# Any reason why K_23(Z) has order 65520?

I'm rereading my notes and they mention that $K_{23}(\mathbb Z) = \mathbb Z/(65520)$

This looks like a good point to stop and ask whether there is any explanation for this $K$-group of integers (23 is just an arbitrary fixed number for this purpose). By "explanation" I mean a reasoning that would allow to find at least some properties of this group in advance of computing it or some intuition behind the result.

Here's one thing I already know:

• non-torsion part of $K(\mathbb Z)$ is $\mathbb Z$ in degrees $0,5,9,13,\dots\$ so $K_{23}(\mathbb Z)$ is pure torsion

Wikipedia says that "The torsion subgroups of $K_{2i+1}(\mathbb Z)$ ... have recently been determined."

Update: I learned from the article by Soule how this number $=2 * 12 * 2730$ where 2730 is the denominator of 12-th Bernoulli number. But the question stands.

-
Do you have a link to a list of the first however many K-groups of Z? I'm sure I've seen one somewhere, but I don't remember where. –  Harrison Brown Dec 31 '09 at 1:08
My guess is that this is because of its appearance in research.att.com/~njas/sequences/A029828 . –  Qiaochu Yuan Dec 31 '09 at 1:12
#Harrison, I didn't find it either but I checked with the known answer for $K_i(\mathbb Z)$. @Qiaochu: this is amazing! Do you think you could post on the possible connection? –  Ilya Nikokoshev Dec 31 '09 at 1:20
The connection with the Bernoulli numbers is well-known for K_n(Z) when n = 2 (mod 4), and I don't think it's a coincidence here either. I found an interesting-looking article by Weibel: math.uiuc.edu/K-theory/0691/KZsurvey.pdf . In general, though, I think you might be asking too much if you want "intuition," considering how notoriously strange homotopy-type stuff can be. –  Harrison Brown Dec 31 '09 at 1:23
Please do post answers even if they are one-liners as above! It will be easier to read and you'll get upvotes. –  Ilya Nikokoshev Dec 31 '09 at 1:28

More generally, if $F$ is a number field with ring of integers $\mathfrak{o}$, and $\zeta_F^\ast(m)$ is the first nonzero coefficient in the Taylor expansion of $\zeta_F$ at $m$, then Lichtenbaum (and Quillen) conjectured that $|\zeta_F^\ast(1-i)|=\frac{\# K_{2i-2}(\mathfrak{o})_{\text{tors}}}{\# K_{2i-1}(\mathfrak{o})_{\text{tors}}}$, times a regulator and some power of 2 (which I believe is not understood in general, although some progress was made on this in Ion Rada's PhD thesis). Hence, odd $K$ groups are related to the denominators of the Bernoulli numbers, and the even ones are related to the numerators. Also, not much cancellation occurs; I think the two $K$-groups can only share factors of 2.
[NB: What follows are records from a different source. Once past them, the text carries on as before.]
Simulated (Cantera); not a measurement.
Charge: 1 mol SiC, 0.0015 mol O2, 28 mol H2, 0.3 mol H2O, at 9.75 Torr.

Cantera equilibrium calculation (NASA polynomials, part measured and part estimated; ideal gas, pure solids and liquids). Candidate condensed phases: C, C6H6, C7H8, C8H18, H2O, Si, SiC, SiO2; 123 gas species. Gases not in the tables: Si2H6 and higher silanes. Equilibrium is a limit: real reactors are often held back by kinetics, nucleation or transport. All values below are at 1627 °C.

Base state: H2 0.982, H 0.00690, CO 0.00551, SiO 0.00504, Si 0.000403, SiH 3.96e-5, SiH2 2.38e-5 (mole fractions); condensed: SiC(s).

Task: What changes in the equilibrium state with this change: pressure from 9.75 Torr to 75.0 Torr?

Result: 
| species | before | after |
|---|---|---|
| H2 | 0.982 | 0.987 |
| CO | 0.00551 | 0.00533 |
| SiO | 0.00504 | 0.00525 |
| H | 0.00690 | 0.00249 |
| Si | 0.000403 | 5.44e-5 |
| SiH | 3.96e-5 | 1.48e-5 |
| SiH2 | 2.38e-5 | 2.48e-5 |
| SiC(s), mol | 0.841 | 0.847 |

The Voevodsky-Rost theorem might prove the Lichtenbaum conjecture, but I haven't seen anyone come out and say definitely that this is the case.

I don't have much intuition for this, except that the $K$-groups seem to be objects that like to map into étale cohomology groups. In this paper (link to MathSciNet), Soulé constructs Chern class maps from certain $K$-groups to étale cohomology groups. Furthermore, these maps frequently have small (or trivial) kernels and cokernels. I suppose the idea, then, is that $K$-theory is supposed to be a slightly better behaved version of étale cohomology, at least for the purpose of understanding zeta functions.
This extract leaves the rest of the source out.